James McMullen (1806-1865)
According to A History of Savannah and South Georgia, Vol 2, “James McMullen  was born and reared in Georgia. His father was one of the earlier settlers of Georgia, having located in Thomas county while that section of the country was in its pristine wilderness. He was of thrifty Scotch ancestry and a man of sterling integrity.  James McMullen was trained to habits of industry and early showed natural ability as a mechanic.  Although he never learned a trade, he became an expert with tools, and could do general blacksmithing, or  make either a barrel or a wagon. After his marriage he lived for a while in Thomas county, from there  removing to that part of Lowndes county that is now a part of Brooks county. Purchasing land in the Hickory Head district, he was there a resident until his death at the age of sixty years. He married Harriet Rountree, who was born in Lowndes county, where her father, a pioneer settler, was murdered by negroes while taking the produce of his farm to one of the marketing points in Florida, either Tallahassee or Newport. She too died at the age of three score  years…In his political affiliation James McMullen was a Whig, and long before there were any railroads in Georgia he served as a representative to the state legislature.”  His daughter, Martha McMullen, married Edward Marion Henderson, who died of wounds after the 1836 Battle of Brushy Creek. In 1859, James McMullen served as a Brooks County Road Commissioner. Died December 6, 1865; grave at James McMullen Cemetery, Brooks County, GA.

John McMullen (1808-1868)
According to the 1913 text Georgia’s Landmarks, Memorials, and Legends, “John and James McMullen, brothers, were among the earliest pioneers to enter the pine solitudes of this section [present day Brooks County] of Georgia…”   John married Nancy Rountree and James married  Harriet Rountree, daughters of Francis Rountree, of Lowndes County, GA. In 1859, John McMullen served as foreman of the first Grand Jury in Brooks County.

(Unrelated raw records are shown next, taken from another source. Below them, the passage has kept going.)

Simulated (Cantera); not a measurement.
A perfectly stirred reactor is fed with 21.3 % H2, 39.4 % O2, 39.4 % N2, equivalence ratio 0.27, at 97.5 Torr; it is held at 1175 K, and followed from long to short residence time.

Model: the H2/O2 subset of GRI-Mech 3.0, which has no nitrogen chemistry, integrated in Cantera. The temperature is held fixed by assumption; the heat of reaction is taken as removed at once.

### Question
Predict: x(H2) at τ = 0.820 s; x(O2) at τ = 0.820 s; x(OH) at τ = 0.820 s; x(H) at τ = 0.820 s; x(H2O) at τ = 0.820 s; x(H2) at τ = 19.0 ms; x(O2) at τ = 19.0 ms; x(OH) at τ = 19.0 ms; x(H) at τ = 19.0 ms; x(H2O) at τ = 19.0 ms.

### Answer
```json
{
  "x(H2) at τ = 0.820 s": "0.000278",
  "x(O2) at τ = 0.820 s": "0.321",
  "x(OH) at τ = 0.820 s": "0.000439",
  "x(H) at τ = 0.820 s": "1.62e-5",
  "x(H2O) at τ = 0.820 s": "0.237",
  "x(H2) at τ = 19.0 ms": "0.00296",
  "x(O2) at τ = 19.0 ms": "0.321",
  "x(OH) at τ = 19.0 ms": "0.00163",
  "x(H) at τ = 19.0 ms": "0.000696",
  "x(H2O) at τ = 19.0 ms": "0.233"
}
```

William H. Devane (1817-1869)
William H. Devane was a farmer in the 53rd Division of Lowndes County, GA. He came with his parents to Lowndes County as a boy around 1828. His father, Benjamin Devane,  was a veteran of the War of 1812, and served in the Indian Wars in Florida and Georgia; In 1838, Benjamin Devane served as a private in Captain Levi J. Knight’s Company.  William H. Devane married his first cousin, Margaret A.Rogers, about 1841.  In 1859, he served as a Brooks County Road Commissioner. At the onset of the Civil War,  William H. Devane sought to raise a company of Brooks County volunteers, but ended up enlisted in Company E, Georgia 1st Infantry Regiment.

David McCall (1802-1881)
David McCall, Jr, was born in 1802,  a son of David McCall and Frances “Fannie” Fletcher. He married Eleanor Johnson on  July 20, 1825 in Tatnall County, GA; she was born in 1810. In 1835 they made their home in Appling County, GA.  Some time before 1844, they relocated to Lowndes County, Georgia.  He was later a hotel keeper in Valdosta, GA.

William Folsom
William Folsom was the uncle of Penneywell Folsom, who fell at Brushy Creek in the Indian Wars of 1836. The Folsom place was located near the Coffee Road, and about a mile and a half further west is where the road crossed the Little River. “The Folsom bridge, a noted crossing place, spans the [Little] river here.”  The Folsoms had built a small fort against Indian attacks, and it was from this fort that the Lowndes county pioneers marched to the encounter at Brushy Creek.  In 1837,  William Folsom served on the commission appointed to select a new site for the Lowndes county seat of government;  a location at the junction of the Withlacoochee and Little Rivers was chosen, and Troupville became the county site.

Dennis Wetherington (1807-1885)
Dennis Wetherington, an early settler of Lowndes County, was born in South Carolina, October 1, 1807, a son of Peter Wetherington.  He moved to Lowndes County with his parents between 1825 and 1830. In 1831, he first married Sarah Carter, a daughter of Captain Jesse Carter and Mary “Molsy” Touchton. The couple settled on a farm in the present day Naylor District. Dennis Wetherington was baptized into the membership of Union Church, February 11, 1832, and was dismissed by letter to join in constituting Unity Church nearer his home, about 1842. Molsy Carter Wetherington died about 1850. After her death, Mr. Wetherington married 2) Rebecca Roberts, daughter of John C. Roberts, who lived on Cow Creek. Upon Rebecca’s death, he married her sister, Elizabeth Roberts. This according to Folks Huxford.

Henry Strickland (1794-1866)
Henry Strickland was born in 1794 in Georgia.  He married Sarah Lanier November 6, 1820 in Effingham County, GA. He moved his family to Lowndes County about 1831 and settled in Captain Caswell’s District.  The 1834 Lowndes County tax digest shows he owned 930 acres in Lowndes County, 400 acres in Effingham County, 490 acres in Appling, 490 acres in Thomas County, 250 acres in Baker county, 2027 acres in Lee County, and 2027 acres in Meriwether County. Henry Strickland was Justice of Lowndes Inferior Court from 1833 to 1837 and again from 1857 to 1859;  December 23, 1835 appointed commissioner to select the site of the Lowndes County courthouse and jail; Major of the 138th Battalion, Georgia Militia, 1836 to 1838 – participated in actions at the Little River; December 22, 1837, appointed to the board of trustees for the proposed Lowndes County Academy at Troupville; Primitive Baptist; affiliated with Friendship Church along with wife, Sarah, soon after moving to Lowndes County;  membership received by letter in March, 1846 at Old Antioch Church, now in Echols county,  elected church clerk;  died 1866.